The Labor Department tally wasn't nearly as bad as the
620,000 job cuts that many economists were expecting, and was helped by a burst
of government hiring, the Associated Press reported. The rise in the
unemployment rate from 8.5 percent in March matched economists' forecasts.
Stocks soared in early trading as the past day's relatively positive news hit Wall
Street: job losses slowed and big banks don't need as much capital as feared.
The jobs report added to investors' upbeat mood following the results of the
government's stress tests of banks. That report on Thursday said 10 of the 19
largest U.S. banks will need to raise about $75 billion in new capital as a
buffer against losses if the economy worsens.
The total number of unemployed now stands at 13.7 million,
up from 13.2 million in March, and many economists predict the unemployment
rate will hit 10 percent by the end of this year.

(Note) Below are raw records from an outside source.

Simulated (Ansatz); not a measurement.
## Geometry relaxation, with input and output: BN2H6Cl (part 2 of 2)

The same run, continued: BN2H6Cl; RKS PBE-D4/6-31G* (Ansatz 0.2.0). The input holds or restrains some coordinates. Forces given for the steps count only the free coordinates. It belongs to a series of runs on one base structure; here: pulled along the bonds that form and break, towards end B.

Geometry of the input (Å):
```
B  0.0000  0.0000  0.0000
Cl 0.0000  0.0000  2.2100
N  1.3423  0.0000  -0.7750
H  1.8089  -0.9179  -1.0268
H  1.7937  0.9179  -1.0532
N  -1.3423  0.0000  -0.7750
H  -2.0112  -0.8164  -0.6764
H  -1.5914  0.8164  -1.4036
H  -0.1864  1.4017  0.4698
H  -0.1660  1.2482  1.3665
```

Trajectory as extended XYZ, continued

Federal Reserve Chairman Ben Bernanke stopped short of that
figure earlier this week, however, saying it will be somewhere in the 9 percent
range. Regardless, both private economists and Bernanke agree the unemployment
rate will keep climbing into next year.
The Fed says unemployment will remain elevated into 2011,
and many economists say the job market may not get back to normal -- a 5
percent unemployment rate -- until 2013.
Hours after the release of the report, President Barack
Obama addressed ways his administration planned to help those unemployed,
outlining steps to help the jobless pursue education and training, and keep
their unemployment benefits.
Currently, unemployed people who want to go back to school
must give up their monthly unemployment check. If they decide to return to
school, some often don't qualify for federal grants because eligibility is
based upon the previous year's income.
"Our unemployment insurance system should no longer be
a safety net, but a steppingstone to a new future," President Obama said
in remarks prepared for delivery Friday, according to the AP. "It should
offer folks educational opportunities they wouldn't otherwise have" and
give them skills they need to "get ahead when the economy comes
Job losses in February and March turned out to be deeper,
according to revised figures. Employers cut 681,000 positions in February,
30,000 more than previously reported; in March 699,000 jobs were cut, more than
the 663,000 first reported.
In the first half hour of trading Friday, the Dow Jones industrial
average climbed 113.50, or 1.4 percent, to 8,523.35. The Standard & Poor's
500 index rose 13.21, or 1.5 percent, to 920.60, and the Nasdaq composite index
rose 16.30, or 1.0 percent, to 1,732.54.